Manufacturing Industry

Embracing the web - Stone International - Company Profile - Statistical Data Included

Bobbin, May, 2001 by Jules Abend

Using his "supply chain web," Jack Stone has expanded the concepts of supply chain management and increased capital efficiency.

One important aspect of supply chain management is that it can reduce the need to acquire working capital from financial institutions. And in today's tight money market, this is becoming an increasingly important focus for firms that are up against lenders who don't think the apparel industry -- with its rapidly expanding offshore pipelines -- is glamorous enough for their support.

That, in particular, is one key reason why Eugene E. (Jack) Stone IV is embracing the concept that he calls a "supply chain web." He is among a number of companies in the industry that are broadening the linear concepts of supply chain management (SCM) to a "web," or hub-and-spoke process that is sometimes referred to as demand chain management.

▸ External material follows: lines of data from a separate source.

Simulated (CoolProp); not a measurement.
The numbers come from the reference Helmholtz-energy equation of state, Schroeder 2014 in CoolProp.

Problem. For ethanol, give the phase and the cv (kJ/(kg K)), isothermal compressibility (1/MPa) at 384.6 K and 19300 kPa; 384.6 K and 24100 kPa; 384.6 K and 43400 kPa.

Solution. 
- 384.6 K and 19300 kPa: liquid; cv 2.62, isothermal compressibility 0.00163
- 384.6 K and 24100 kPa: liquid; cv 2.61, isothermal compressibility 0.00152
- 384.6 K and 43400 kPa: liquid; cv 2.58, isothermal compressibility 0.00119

Stone is chairman and CEO of $60-million, 68-year-old Stone Apparel, which is owned and operated by Stone International LLC. The Columbia, SC-based company is a major supplier of men's and boys' private label knit and woven underwear and T-shirts, selling to giants such as Target, Sears, Kmart and JCPenney.

Born Out of Necessity

Stone's interest in implementing strong supply chain measures was accelerated by a global capital crunch. As Stone stresses: "The availability of capital is restricted. Don't be misled by the fact that interest rates have come down. There is a severe tightening from the capital markets on how and to whom lenders will provide funds."

Although apparel companies have benefited from the low costs associated with operating offshore, producing worldwide is significantly changing balance sheets because of the additional working capital that the production pipelines require. "And this is right at the time when both capital availability and our industry as an attractive place to put capital are being scrutinized," Stone declares.

In his view, one of the reasons why SCM hasn't been more effectively driven into the process is because the capital link isn't firmly established across a broad spectrum of the industry. "It's really about capital utilization and efficiencies, and finding more efficient ways to move product from A to Z with less capital," Stone contends.

The industry incurs significant costs with its permanent, fixed investments in inventories and receivables, and when capital is scarce and returns are not generated above those costs, the capital markets will not offer any support. Such is the trend of the past 12 months. As Stone explains. "It is a challenge for us today.... How effective we are in managing inventories and receivables determines the amount of capital we need. If we have $1 of assets, do we generate $1.5 worth of sales, or $3 or $4?"

As head of a privately held company that produces between 40 million and 50 million garments annually, Stone feels so strongly that innovative SCM processes can enhance the efficiency of capital that he sponsored a series of full-page "advertorials" in trade publications. Written by well-known strategic thinkers including Peter Brown, CEO of Kurt Salmon Associates, these essays gave visibility to their views. As Stone urges: "We are not an island, we are inter-linked ... and we need our suppliers' and customers' thinking integrated with our own."

With an eye toward improving his organization's internal operations, Stone incorporated the ideas of his brain trust and took the first step this year toward creating a benchmark to measure procedures and develop new practices. "We believe that if we implement the majority of these, we're going to see significant benefits in terms of capital utilization, and more effective on-time delivery to our customers. And equally important, [we will] enhance the quality of our own environment," he reports.

Current Infrastructure

For Stone, the next step is to extend the process to the company's main suppliers and invite them into the discussion. Along those lines, and in preparation to develop more immediate and comprehensive information-sharing capabilities, two years ago Stone moved from "cumbersome" IBM AS/400 and 9300 mainframes to an open Internet-based client/server system. Previously, anyone who needed information had to go through a programmer to access the mainframe, a process which could take from three days to three months. Now, he says, data is available to all interested parties in real time, and is constantly updated with every transaction.

At the heart of the company's supply "web" vision, the new system consists of four main servers that are located at Stone's headquarters and distribution center in Columbia, SC. Two network servers handle the application, while one NT server takes care of the Net functions and another operates as a communications link.

The company is connected to more than 90 percent of its retail customers via electronic data interchange (EDI). In addition to receiving orders electronically, the client/server system can quickly take stock keeping unit (SKU) information, integrate it into a Forecast Pro forecasting package, interpret the trends and then report them to the retailers.